Annotation in scholarly editions and research

It has been, alas, almost exactly a year since our last face-to-face Besterman Workshop at 99 Banbury Road. Of course, webinars allow more people to join, and to do so, most importantly, from the comfort of their homes, where they can sit comfortably and set their thermostats to the temperature that suits them best. The advent of the Zoom/Teams era, however, has brought with it a number of unfortunate consequences: discussions are not as lively as they used to be, asking a follow-up question is nearly impossible, and so are chats with friends and colleagues, before, during, or after the talk. Worst of all, we no longer get a chance to eat our beloved Leibniz or Belgian biscuits – but those, to be fair, had already become something of a rarity towards the beginning of 2018. Anyway: those of you who did attend our last face-to-face Besterman Workshops may remember this gloomy and cumbersome poster of mine hanging from the mantelpiece.

This poster was presented at a conference in Wuppertal, Germany, at the end of February 2019: ‘Annotation in Scholarly Editions and Research: Function – Differentiation – Systematization’. Organised by Julia Nantke (Universität Hamburg) and Frederik Schlupkothen (Bergische Universität Wuppertal), this two-day bilingual Anglo-German colloquium was a wonderful occasion to reflect on the age-old human habit of glossing, commenting, and generally interfering with other people’s work.

Alongside some theoretical papers (to mention but one, Willard McCarty’s brilliant keynote lecture on annotation as a knowledge-producing practice), the symposium featured several more practice-oriented talks that would have certainly been of interest to many of our Digital Humanities followers: some focused on how best to structure and visualise annotation in digital scholarly editions; others raised the question as to how to annotate audio-visual materials; and yet others investigated the extent to which annotation can be automated.

Some of the papers given at the ‘Annotation in Scholarly Editions and Research’ conference can now be read in a volume published last year (yes, in 2020!) by De Gruyter and available in print as well as an Open Access eBook.

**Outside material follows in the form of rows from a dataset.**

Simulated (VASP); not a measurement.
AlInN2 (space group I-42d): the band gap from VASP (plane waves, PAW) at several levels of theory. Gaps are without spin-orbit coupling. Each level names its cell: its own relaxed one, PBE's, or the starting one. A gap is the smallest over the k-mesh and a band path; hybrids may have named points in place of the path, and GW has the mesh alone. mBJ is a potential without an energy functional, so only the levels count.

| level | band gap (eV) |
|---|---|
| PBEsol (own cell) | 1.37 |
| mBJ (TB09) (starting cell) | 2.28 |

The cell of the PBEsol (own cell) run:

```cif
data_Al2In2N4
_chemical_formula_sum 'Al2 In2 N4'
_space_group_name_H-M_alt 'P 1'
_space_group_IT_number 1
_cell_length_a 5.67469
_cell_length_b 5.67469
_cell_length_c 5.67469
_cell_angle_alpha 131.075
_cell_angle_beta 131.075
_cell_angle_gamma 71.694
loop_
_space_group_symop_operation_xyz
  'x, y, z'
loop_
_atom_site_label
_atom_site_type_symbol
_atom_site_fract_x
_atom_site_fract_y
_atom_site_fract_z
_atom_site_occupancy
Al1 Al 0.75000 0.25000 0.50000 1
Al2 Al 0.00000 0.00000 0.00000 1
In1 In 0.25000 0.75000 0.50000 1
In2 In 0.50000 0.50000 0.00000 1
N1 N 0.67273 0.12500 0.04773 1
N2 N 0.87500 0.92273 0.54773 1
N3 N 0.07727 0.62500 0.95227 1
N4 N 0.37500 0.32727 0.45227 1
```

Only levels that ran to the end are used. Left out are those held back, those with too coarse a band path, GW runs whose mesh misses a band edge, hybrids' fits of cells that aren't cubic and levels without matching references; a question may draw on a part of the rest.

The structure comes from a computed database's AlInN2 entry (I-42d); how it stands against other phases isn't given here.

My own contribution to the volume (which you can find here, should you want to read it) presents what I think might be an efficient and user-friendly three-level annotation system, the ‘reversible annotation system’, which I developed while working on Digital d’Holbach, a born-digital scholarly edition of Paul-Henri Thiry d’Holbach’s complete works. On this model, I argue, a single set of notes can be so structured as to cater to very different audiences, meaning that the edition can hope simultaneously to be user-friendly and cost-efficient. Should you have any comments or suggestions for improvement, please do not hesitate to let me know!

Ruggero Sciuto, University of Oxford

The Comédie-Française by the numbers, 1680-1793

The Comédie-Française in 1790, by Antoine Meunier

The Comédie-Française in 1790, by Antoine Meunier. (Bibliothèque en ligne Gallica, ARK btv1b10303194d)

Almost every evening at the playhouse of the Comédie-Française in Paris from 1680 to 1793, once the curtain had fallen and the theatre crowd had gone home, a designated member of the troupe retired to the box office (no doubt with a verre!) to count the evening’s proceeds, and enter the ticket sales by category in a folio-sized register. One hundred and thirteen of these registers, which allowed the troupe’s actors to divvy up the nightly proceeds, have remained in the possession of the troupe for over three centuries.

Register for the 1680-81 season (Paris, 1680)

Register for the 1680-81 season (Paris, 1680).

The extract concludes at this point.